Bureau of Land Management Covers Its Tracks

By Janice Kephart on October 26, 2010

The Bureau of Land Management (BLM), usually a quiet and somewhat backwater federal agency, has now taken its position as a placeholder for an Obama administration desperate to keep appearances up that the southwest border is secure. In a small but politically divisive move, the BLM last night did an operation in the Casa Grande area of the Sonora National Monument about a mile south of the major east-west corridor Interstate 8. The operation? Not to conduct law enforcement operations, but to replace signage that went from a public warning of illegal alien smuggling and drug trafficking and illegal use of weapons and transportation, to this:



The prior signage was criticized for being a "welcome mat" to illegal aliens and drug cartels by former Assistant Secretary for Immigration and Customs Enforcement, Julie Myers Wood. Arizona Gov. Jan Brewer even used the signs in a campaign ad that now appears on YouTube, calling them "an outrage" and curtly telling President Obama to "Do your job. Secure our borders." The original signs looked like this:



Yet despite the combination of mockery and anger over the signs throughout America – ironically, it was my guide's pictures of the then-brand-new signs that we took the day I was filming "Hidden Cameras on the Arizona Border 3: Guns, Drugs and 850 Illegal Aliens" in early June that caused the national stir – all that has been done by the Department of Interior (which owns nearly half the southwest border lands) is to send a man out to replace a sign. No warning about the dangers here in the Casa Grande sector, the most dangerous of the drug corridors to date. No commitment to show up, either, if something occurs – just call 911. In fact, the sign hints that since it is an "Active Federal Law Enforcement Patrol Area," come on in – families, grandparents, anyone can camp knowing the area is patrolled and being cleaned up.

The two prior signs were within a 100 yards of each other. They were strategically located at the top of the pass where Deputy Sheriff Louie Puroll was shot and rescued in April, and two weeks later, two Hispanic drug mules were murdered. Other incidents were related to me, about illegals shooting at stopped motorists on I-8 nearby and a grandfather and grandson dove hunting in this same area, only to be chased and shot at by a truckload of illegal aliens.

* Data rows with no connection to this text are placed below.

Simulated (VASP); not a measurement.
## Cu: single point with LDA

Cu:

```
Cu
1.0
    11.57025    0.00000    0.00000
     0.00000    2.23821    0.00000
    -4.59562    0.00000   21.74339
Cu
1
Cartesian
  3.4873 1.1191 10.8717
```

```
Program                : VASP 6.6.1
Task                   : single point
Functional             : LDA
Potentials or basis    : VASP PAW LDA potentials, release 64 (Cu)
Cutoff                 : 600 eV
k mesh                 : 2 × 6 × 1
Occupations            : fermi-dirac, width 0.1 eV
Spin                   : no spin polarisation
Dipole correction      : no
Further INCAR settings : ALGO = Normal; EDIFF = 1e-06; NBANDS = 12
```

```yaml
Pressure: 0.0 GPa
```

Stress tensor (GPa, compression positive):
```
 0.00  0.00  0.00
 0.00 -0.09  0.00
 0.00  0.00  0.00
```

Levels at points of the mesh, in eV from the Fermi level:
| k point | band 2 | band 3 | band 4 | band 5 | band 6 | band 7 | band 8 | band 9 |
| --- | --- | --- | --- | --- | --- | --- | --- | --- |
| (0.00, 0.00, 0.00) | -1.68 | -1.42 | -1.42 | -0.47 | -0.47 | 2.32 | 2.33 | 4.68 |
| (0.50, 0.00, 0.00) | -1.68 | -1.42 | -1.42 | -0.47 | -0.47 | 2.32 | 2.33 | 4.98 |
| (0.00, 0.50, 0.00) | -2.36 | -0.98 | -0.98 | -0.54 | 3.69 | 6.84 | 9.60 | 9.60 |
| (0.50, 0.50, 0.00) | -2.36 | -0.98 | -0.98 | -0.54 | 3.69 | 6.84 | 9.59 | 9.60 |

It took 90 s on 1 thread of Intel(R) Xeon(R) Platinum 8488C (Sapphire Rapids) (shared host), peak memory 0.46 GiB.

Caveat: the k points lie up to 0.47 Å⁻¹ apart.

Then, last week, the revelation that the Department of Homeland Security had sent out an intelligence report to law enforcement in the area in the spring, warning that assassins were being sent into the Casa Grande/Vekol Valley area by Mexican drug cartel leaders to ambush the bandits known for stealing drug loads. The public was not warned and frankly, if I had known of this particular report when I did my tour, perhaps I would not have done it. Last week, DHS said the report was based on poor intelligence when its existence was revealed, even though the shootings, deaths and our hidden camera films reveal a startling liking to the specific and detailed intelligence in the memo.

Here's the back and forth as related by The Washington Times:

Mexican Assassins Headed to Arizona, U.S. Warned

Drug smuggling gangs in Mexico have sent well-armed assassins, or "sicarios," into Arizona to locate and kill bandits who are ambushing and stealing loads of cocaine, marijuana and heroin headed to buyers in the United States, the Department of Homeland Security has warned Arizona law enforcement authorities.

In a memo sent in May and widely circulated since, the department said: "We just received information from a proven credible confidential source who reported that a meeting was held in Puerto Penasco in which every smuggling organization who utilizes the Vekol Valley was told to attend. This included rival groups within the Guzman cartel." Joaquín Archivaldo Guzman Loera heads what formally is known as the Sinaloa Cartel, which smuggles multi-ton loads of cocaine from Colombia through Mexico to the United States. One of the most powerful and dangerous drug gangs in Mexico, it also is known as the Guzman cartel, which has been tied to the production, smuggling and distribution of Mexican marijuana and heroin and has established transshipment outlets in the United States. The Vekol Valley is a widely traveled drug smuggling corridor running across Interstate 8 between the Arizona towns of Casa Grande and Gila Bend, continuing north towards Phoenix. It gives drug smugglers the option of shipping their goods to California or to major cities both north and east.

The Homeland Security memo said a group of "15, very well equipped and armed sicarios complete with bullet proof vests" had been sent into the valley. It said the assassins would be disguised as "groups of 'simulated backpackers' carrying empty boxes covered with burlap into the Vekol Valley to draw out the bandits." Once identified, the memo said, "the sicarios will take out the bandits."The federal government has posted signs along Interstate 8 in the Vekol Valley warning travelers the area is unsafe because of drug and alien smugglers, and the local sheriff says Mexican drug cartels now control some parts of the state."

DHS regularly shares information with state, local, and tribal law enforcement agencies in an effort to provide situational awareness about intelligence and to keep our partners aware of any and all potential threats," the agency said in a statement released late Friday. "This particular information proved to be inaccurate."

But Sheriff Babeu said there was already a hit carried out by these cartel assassins, when deputies found two men shot to death in the desert earlier this year.


No worries, Arizona. Just call 911 if you have a problem. The Bureau of Land Management is conducting clean-up, and some of that includes covering up its own tracks.